@Bob That's hilarious lol. This was a quick sketch I wrote up. Should have looked it over a little better lol. Too bad even with declaring the write variable as double its still not working just like my original sketch.
@AWOL reading and writing is very easy so far although, writing a value with decimal point isn't working for me yet.
I tried the eepromex library to no avail either....
Any ideas? This is 100% working code though and I'll use this. I'm not sure why my first sketch didn't work, as I did it identical or I thought anyways.
"value: the value to write, from 0 to 255 (byte)"
and
"A byte stores an 8-bit unsigned number, from 0 to 255."
So, no decimals allowed. Looks like you need to split your number into 2 parts, the whole part and decimal part. Multiply the decimal part by 10, store the two resulting integers and do the reverse when you read them back. There may well be a library to do this that hides the mechanics of how it works. As I have never used the Arduino EEPROM I don't know if there is a better way.
There I go again.. I know why eeprom.h didn't work. I meant my original code that wasn't posted here. I 'thought' I did the same thing in my code as in the 100% working sketch. Just glad its working now. I get to finish up tomorrow. Too tired I think that's obvious haha!
Thanks again for all your input!!!!!!!
If you guys try the code it works. Now, I'm not 100% on 'how' it works but it does. When I go to add this into my real sketch I'll figure it out though so I know where to save info etc.

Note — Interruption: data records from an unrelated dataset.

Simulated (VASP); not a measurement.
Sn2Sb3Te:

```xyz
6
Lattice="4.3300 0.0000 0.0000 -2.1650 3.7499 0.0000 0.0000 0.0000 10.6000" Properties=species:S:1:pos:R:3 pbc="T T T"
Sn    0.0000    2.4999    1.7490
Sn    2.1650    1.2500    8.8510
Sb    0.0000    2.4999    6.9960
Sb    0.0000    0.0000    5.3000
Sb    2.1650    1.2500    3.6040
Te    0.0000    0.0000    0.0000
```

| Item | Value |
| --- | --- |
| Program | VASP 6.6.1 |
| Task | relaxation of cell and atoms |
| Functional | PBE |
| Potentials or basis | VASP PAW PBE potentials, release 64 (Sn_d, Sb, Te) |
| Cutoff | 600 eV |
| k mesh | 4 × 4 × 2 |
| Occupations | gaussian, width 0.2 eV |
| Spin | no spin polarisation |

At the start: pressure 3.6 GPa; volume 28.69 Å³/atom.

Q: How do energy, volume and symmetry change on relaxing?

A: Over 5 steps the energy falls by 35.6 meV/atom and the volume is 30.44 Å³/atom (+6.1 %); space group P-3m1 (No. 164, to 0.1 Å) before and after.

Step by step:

Maybe that library uses a template. In which case your 16-bit int writeValue was == 1 and that's what you got back out.
Also Arduino double is the same as Arduino float, both 32 bits. You're better off and way faster using fixed-point with long (32-bit) or long long (64-bit) variables.
Thanks for reply. I ended up just simply multiplying the double value by 100 then writing to eeprom. After that I used a variable to / by 100 into the sketch. Works pefectly.